Even the day of the week chosen for our journey betrayed the pre-Christian origins of the world we were leaving behind in the townland of Mullen, with its brown rushes and brown bushes beckoning to the bog. It was a Friday, and it was believed lucky to move house on a Friday.

My family had lived in Mullen since before folk memory. Shortly after the Famine, my great-grandfather built the house near the crossroads in which I grew up. It was a thatched, whitewashed, three-roomed - one subdivided - traditional country cottage with no electricity, no running water, no bathroom.

It had a big open fire where my mother did all the cooking and baking and boiled all the water necessary to wash and to bathe a family of [at that time\] six children in a house also occupied by my father and grandfather. She drew water from two separate wells: one for drinking, the other for washing.

It was hardly a surprise then that we were swept up by the Whitaker/Lemass programme with its promise of a better life and freedoms undreamt of. Our bounded little world was opened up. Old protectionisms in trade and values were swept away. A wind blew through the soul of old Ireland, ventilating places previously undisturbed. Like Mullen.

We became part of the flight away from de Valera's rural idyll with its handsome youths and comely maidens dancing at the crossroads. They never danced for us. All that ever gathered at our crossroads were small children, young mothers, and old people for the bonfire on St John's Eve, June 23rd, every year. My father adored de Valera, the air he breathed, the water he walked on. But with a young family whose needs grew daily, even he had to abandon that ideal.

And still I remember them, those we left behind. Those people black from poverty who lived rough lives in often derelict houses with collapsing thatch - places as dark as the cabins inhabited by our ancestors not so long before in those same lonely off-beat spots where the only abundance was sky.

I would see them every Sunday through my childish fears as they came from Mass, or staggered past our house on Fridays under the influence of a few bottles of stout after collecting their pensions. I remembered how everyone in Mullen stopped drinking from the well when word spread that old Kate Callaghan had fallen in going home with her pension to that smoky house in the bog.

As the 60s advanced, new houses for such as Kate were built by the State, although she had passed on. And electricity and running water arrived in Mullen, too.

In Ballaghaderreen, we were already four or five light years away. By then, too, there was a growing national consensus that as a people we had lost the run of ourselves. We had succumbed to "material values".We had lost our "soul".

Women were going to pubs. Girls wore shameless mini-skirts. Young men couldn't be stopped from beating the living daylights out of one another outside dancehalls.
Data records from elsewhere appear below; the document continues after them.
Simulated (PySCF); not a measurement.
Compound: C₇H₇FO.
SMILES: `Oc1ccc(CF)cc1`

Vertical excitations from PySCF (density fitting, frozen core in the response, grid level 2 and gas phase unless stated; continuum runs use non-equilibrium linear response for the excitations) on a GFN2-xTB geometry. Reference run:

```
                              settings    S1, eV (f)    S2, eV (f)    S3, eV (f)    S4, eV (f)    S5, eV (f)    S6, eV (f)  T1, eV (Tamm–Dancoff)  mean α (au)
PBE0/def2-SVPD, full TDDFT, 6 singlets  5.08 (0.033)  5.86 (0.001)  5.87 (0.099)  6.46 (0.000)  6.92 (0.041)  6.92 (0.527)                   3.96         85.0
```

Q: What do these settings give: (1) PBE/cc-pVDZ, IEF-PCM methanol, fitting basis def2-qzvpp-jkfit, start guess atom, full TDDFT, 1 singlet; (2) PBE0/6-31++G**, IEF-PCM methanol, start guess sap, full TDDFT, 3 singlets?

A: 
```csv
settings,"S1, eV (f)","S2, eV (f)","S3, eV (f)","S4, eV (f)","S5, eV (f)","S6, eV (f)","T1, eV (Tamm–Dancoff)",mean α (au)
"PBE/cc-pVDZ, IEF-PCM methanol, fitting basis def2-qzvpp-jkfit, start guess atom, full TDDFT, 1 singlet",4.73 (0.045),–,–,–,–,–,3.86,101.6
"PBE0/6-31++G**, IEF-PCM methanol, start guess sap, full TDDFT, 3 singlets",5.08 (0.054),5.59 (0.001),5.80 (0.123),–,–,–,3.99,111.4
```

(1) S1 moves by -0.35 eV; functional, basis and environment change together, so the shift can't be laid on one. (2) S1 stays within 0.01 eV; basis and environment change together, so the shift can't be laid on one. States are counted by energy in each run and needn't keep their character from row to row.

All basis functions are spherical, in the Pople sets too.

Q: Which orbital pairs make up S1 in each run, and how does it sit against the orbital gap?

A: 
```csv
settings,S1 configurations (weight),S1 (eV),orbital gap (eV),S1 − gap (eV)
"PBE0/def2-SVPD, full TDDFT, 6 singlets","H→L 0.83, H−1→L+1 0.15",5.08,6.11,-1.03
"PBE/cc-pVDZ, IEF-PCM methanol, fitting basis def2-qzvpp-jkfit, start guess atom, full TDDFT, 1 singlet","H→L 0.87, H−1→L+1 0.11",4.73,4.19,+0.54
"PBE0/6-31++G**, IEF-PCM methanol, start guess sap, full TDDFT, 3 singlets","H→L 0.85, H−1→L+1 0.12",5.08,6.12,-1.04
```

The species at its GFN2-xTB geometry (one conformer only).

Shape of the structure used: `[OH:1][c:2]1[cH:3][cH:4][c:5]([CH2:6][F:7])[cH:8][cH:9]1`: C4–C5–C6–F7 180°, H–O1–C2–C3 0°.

And then there was The Late Late Show. We had gone to the dogs. Brian Lenihan, our local TD, described these manifestations as "the problems of affluence".

In 1967, free education was introduced by Donogh O'Malley, and not only was going to secondary school soon the norm, but going to university became part of the expectation even among my own peers.

I was the first member of my family in all our generations to go from secondary school to university, and I didn't lose my soul. On the contrary, it was the richest experience of my life. Previously in our family only my uncle had ever received a secondary education. And he cycled a round-trip of 14 miles a day for five years to do so.

So forgive me, Dr Whitaker, for fumbling my sentiments when we met on December 18th. I wasn't prepared. But, really, I just don't know how to thank you.